Dive Brief:
- The U.S. Department of Education is moving to terminate the federal recognition of the Accrediting Council for Independent Colleges and Schools, a decision that would require the institutions it oversees to find a new accreditor in order to continue to access federal financial aid funding.
- This is not the first time ACICS has had its recognition pulled. The department under the Obama administration revoked it in 2016, though the Trump administration reverted the status two years later.
- ACICS said in a statement on its website that it plans to appeal the decision. If it loses the appeal, its colleges would have 18 months to find a new accreditor.
Dive Insight:
Jordan Matsudaira, a senior department official and recent political appointee, handed down the decision. It falls in line with a recommendation from department staff to nix ACICS's recognition, which the department's accreditation advisory group largely co-signed earlier this year.
Department staff contended ACICS was falling short of meeting key oversight requirements, including training its site visitors and monitoring schools' financial health. The head of ACICS pushed back, arguing it was compliant and blamed "activist groups and political opponents of career colleges" for undue scrutiny.
In a 78-page letter dated Wednesday explaining the latest decision, Matsudaira wrote that the accreditor's "significant and systemic noncompliance with multiple regulatory recognition criteria leaves me no reasonable option but to terminate its recognition, effective immediately."
ACICS's membership has declined in recent years. It lists 81 college campuses on its website today, compared to around 260 in late 2016. A large chunk of those schools found a different accreditor following the 2016 decision to revoke ACICS's status.
The accreditor has 30 days to appeal the latest decision to the department's secretary, which it says it plans to do. Use of the courts also proved effective the last time it was in this situation. A federal judge in 2018 required the department to reconsider the move, saying it hadn't included enough available evidence in its review. That bumped the decision to the Trump administration's education secretary, Betsy DeVos, who reinstated ACICS.
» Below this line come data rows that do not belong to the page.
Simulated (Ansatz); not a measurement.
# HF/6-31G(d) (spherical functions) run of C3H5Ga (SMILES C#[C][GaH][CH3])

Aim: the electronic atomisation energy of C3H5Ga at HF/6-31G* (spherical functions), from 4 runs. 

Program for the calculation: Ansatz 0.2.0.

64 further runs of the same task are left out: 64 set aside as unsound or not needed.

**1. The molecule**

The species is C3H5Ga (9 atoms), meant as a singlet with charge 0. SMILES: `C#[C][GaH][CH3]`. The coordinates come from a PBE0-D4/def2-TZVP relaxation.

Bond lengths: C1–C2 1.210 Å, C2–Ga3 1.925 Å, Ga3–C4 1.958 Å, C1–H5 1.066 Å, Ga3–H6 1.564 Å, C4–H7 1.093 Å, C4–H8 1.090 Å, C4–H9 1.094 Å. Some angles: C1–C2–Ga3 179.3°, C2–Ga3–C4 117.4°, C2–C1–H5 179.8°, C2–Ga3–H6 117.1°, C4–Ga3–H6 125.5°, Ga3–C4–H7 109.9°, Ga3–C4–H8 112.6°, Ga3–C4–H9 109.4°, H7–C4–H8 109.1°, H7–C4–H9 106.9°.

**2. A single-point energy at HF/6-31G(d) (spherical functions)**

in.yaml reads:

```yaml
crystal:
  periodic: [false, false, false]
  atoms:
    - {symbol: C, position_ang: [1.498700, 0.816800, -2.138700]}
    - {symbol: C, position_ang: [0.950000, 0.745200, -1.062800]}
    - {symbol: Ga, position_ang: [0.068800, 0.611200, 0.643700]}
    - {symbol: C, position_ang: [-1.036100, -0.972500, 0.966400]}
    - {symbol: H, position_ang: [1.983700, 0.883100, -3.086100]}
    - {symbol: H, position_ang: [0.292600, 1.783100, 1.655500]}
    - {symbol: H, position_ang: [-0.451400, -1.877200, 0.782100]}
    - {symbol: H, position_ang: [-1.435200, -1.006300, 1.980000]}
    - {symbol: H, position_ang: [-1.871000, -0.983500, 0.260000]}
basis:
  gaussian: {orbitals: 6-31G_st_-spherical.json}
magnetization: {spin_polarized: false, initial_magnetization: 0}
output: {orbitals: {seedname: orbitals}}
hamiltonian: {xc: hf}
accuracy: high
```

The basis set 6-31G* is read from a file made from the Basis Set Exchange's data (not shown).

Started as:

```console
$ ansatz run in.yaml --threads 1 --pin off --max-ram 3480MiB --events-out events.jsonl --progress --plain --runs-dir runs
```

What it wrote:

Debate over whether ACICS should be allowed to accredit colleges hasn't died down, however. The department continued to find the accreditor out of compliance with several of its regulations. A prominent accreditation industry group sought to deny ACICS its endorsement. And a USA Today reporter found that the accreditor was unaware one of its schools apparently lacked students and instructors — information department staff and the accreditation advisory group weighed when making their recommendations.
ACICS President Michelle Edwards, in the organization's statement, accused the department of applying its standards unfairly and wrote that the accreditor had remedied its noncompliance. "All accreditors should see this moment as a wake-up call," Edwards wrote.
During deliberations about the department staff recommendation earlier this month, some members of the advisory committee commented that they hoped the level of scrutiny used in ACICS's case would be applied to accreditors broadly.
For-profit college trade group Career Education Colleges and Universities declined to comment on the department's decision.
Editor's note: This story has been updated with a statement from ACICS.